Julius Werner has posted comments on this change. ( https://review.coreboot.org/c/coreboot/+/35409 )
Change subject: arch/arm: Allow program loading of Linux kernels ......................................................................
Patch Set 5: -Code-Review
The first issue is that coreboot compiles ARMv7 code to thumb by default (-mthumb) so while the inline assembly here generates ARM instructions (with .arm), there's nothing to switch the processor to actually run in ARM mode. From what I understand of the ARM reference manual, I don't believe the `bl` branch will do it (is this the intention of that instruction?). I think it has to be a `blx` instead, otherwise the processor, while in thumb mode, will try to execute ARM encoded instructions and throw an undefined instruction exception.
Right, that probably needs to be a BLX. I think there is sometimes some assembler magic where the assembler turns a BL into a BLX automatically depending on the mode of the current and the target function -- but that might rely on declaring the other code as a separate function to the assembler which this doesn't quite do. So maybe that's why it doesn't translate correctly? (Note that it actually says BLX in the disassembly you provided, is that from you fixing it manually?)

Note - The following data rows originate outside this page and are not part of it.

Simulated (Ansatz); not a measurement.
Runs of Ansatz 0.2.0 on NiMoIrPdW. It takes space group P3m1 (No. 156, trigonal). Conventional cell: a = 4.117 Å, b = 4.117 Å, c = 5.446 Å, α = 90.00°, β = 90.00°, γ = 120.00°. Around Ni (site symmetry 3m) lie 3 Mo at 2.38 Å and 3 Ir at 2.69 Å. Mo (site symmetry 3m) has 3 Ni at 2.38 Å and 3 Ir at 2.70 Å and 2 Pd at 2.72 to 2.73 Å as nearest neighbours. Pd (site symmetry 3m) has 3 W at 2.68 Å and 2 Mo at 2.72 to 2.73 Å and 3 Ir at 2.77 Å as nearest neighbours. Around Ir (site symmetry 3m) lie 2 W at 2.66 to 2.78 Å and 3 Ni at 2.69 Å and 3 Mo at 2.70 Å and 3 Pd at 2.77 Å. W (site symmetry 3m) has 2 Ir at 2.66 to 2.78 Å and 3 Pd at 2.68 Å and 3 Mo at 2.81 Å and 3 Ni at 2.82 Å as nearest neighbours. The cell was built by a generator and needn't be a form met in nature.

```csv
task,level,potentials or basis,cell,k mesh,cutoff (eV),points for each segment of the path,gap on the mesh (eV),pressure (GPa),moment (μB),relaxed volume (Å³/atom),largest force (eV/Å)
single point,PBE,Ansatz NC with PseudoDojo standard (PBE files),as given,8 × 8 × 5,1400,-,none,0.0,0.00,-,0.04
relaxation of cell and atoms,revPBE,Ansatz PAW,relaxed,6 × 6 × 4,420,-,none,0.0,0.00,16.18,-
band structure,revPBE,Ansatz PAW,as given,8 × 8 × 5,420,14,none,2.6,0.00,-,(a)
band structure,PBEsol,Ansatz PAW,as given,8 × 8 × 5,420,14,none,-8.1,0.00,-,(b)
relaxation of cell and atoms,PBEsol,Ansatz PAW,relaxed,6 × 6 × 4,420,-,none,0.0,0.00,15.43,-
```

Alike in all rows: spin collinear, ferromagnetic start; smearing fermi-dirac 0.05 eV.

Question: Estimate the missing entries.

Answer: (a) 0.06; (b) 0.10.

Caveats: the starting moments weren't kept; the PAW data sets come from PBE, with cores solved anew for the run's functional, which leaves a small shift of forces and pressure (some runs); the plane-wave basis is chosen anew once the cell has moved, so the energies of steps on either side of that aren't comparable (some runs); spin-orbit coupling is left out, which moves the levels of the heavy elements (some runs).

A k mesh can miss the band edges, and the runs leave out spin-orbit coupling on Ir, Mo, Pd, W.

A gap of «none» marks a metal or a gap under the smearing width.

The second issue is that GCC seems happy to choose registers for input operands that will clobber registers used in the inline assembly. Below is the output generated assembly for the arch_prog_run function. You can see that the fdt_ptr is loaded into r3 and the kernel_ptr is loaded into r2 at 0x80007bde but then because of the instruction at 80007bea, r2 gets overwritten with the fdt_ptr. So when the code later tries to jump to the kernel, it instead jumps to the fdt and then gets another undefined instruction exception.
Yeah, probably need to add r0 through r4 to the clobber list there.
I'm guessing there's probably a way to tell GCC to use registers for input operands that won't interfere with registers used in the inline assembly, but perhaps this might be all more straight forward if we used non-inline assembly instead?
I agree, with all these intricacies, just making it a real assembly function in a separate file is probably better.